National Treasury CS Ukur Yatani [Elvis Ogina, Standard]

Kenya could hit the Sh9 trillion by the end of next year if the current pace of borrowing is left unchecked. Auditor General Nancy Gathugu yesterday told the Senate Committee on Finance and Budget that public debt is progressively increasing and approaching the approved Sh9 trillion ceiling.

“The outstanding public debt stands at Sh7.6 trillion as at 30th June 2021 which represents 84 per cent of the maximum ceiling of Sh9 trillion approved by parliament,” she said.

According to the Auditor General, Kenya’s expense on public debt has more than doubled from Sh421 billion in 2015 to Sh867 billion in the last financial year.

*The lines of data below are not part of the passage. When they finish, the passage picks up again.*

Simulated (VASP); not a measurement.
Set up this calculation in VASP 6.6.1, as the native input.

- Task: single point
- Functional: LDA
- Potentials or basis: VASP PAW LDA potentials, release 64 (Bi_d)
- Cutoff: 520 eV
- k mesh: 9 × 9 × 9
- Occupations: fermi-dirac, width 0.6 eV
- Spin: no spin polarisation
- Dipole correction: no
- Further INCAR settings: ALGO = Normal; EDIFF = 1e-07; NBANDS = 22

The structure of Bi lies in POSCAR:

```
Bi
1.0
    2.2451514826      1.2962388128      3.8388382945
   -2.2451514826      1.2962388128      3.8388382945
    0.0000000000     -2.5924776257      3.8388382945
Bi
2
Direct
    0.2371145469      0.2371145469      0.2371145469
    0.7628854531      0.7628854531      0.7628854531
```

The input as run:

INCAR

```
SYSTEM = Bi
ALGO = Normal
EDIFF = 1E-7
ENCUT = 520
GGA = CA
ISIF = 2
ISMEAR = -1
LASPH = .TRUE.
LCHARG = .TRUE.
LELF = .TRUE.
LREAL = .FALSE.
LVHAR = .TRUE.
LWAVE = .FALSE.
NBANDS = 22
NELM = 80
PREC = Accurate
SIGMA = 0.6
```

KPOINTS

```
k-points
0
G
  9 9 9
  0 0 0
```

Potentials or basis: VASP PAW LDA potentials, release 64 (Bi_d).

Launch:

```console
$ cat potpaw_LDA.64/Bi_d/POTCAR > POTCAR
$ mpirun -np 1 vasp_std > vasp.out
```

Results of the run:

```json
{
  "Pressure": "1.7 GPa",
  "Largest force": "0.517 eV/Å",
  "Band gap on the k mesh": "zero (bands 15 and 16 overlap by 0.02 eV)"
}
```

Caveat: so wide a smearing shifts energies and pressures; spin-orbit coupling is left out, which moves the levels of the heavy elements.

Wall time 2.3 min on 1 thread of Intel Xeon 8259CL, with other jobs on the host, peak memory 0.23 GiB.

The new debt stock has been attributed to the government’s uptake of new and more costly commercial debt from both the domestic and external market particularly over the past two years.

 “The growth in public debt is attributed to disbursements of new loans to the government by various development partners and additional borrowings from the domestic mart through Treasury Bonds and Treasury Bills to fund the budget,” said Ms Gathugu.

In 2019, Parliament voted to expand the debt-ceiling to a cap of Sh9 trillion allowing the National Treasury to take on more loans including the second Sh109 billion eurobond floated last year.

Earlier this year, Treasury Cabinet Secretary Ukur Yatani said that the government will soon have to expand the borrowing limit if it is to fund operations and meet its obligations.

“The formulation of this strategy has been on a background of public debt stock fast approaching the statutory ceiling of Sh9 trillion as set out in the Public Finance Management Act 2012,” saidCS Yatani in the latest medium debt management strategy.

“As a result, the implementation of this strategy may require the revision of the debt ceiling through the amendment of the PFM Act based on future borrowing requirements.”

However, the proposal that comes months to a general election has divided Members of Parliament with some terming the move as futile in cutting the government’s appetite for debt.   

“What other options do we have apart from rising the debt ceiling because we did this in 2019 and yet here we are again three years facing debt distress?” Makueni Senator Mutula Kilonzo asked.

In her presentation to the Senate Committee, the Auditor General revealed that the government has taken on an additional Sh293 billion in loans from both bilateral and multilateral lenders between the months of April and August 2021.

This includes Sh110 billion from Citi Group Global Markets Europe, Sh13.8 billion from the World Bank, Sh2 billion from the International Fund for Agriculture Development, Sh2.2 billion from Saudi Arabia and Sh1.2 billion from the Government of Belgium.

The AG blamed the National Treasury’s unrealistic budgeting for the runaway expenditure that does not take into account revenue performance, forcing the government to turn to the debt market to cover shortfalls.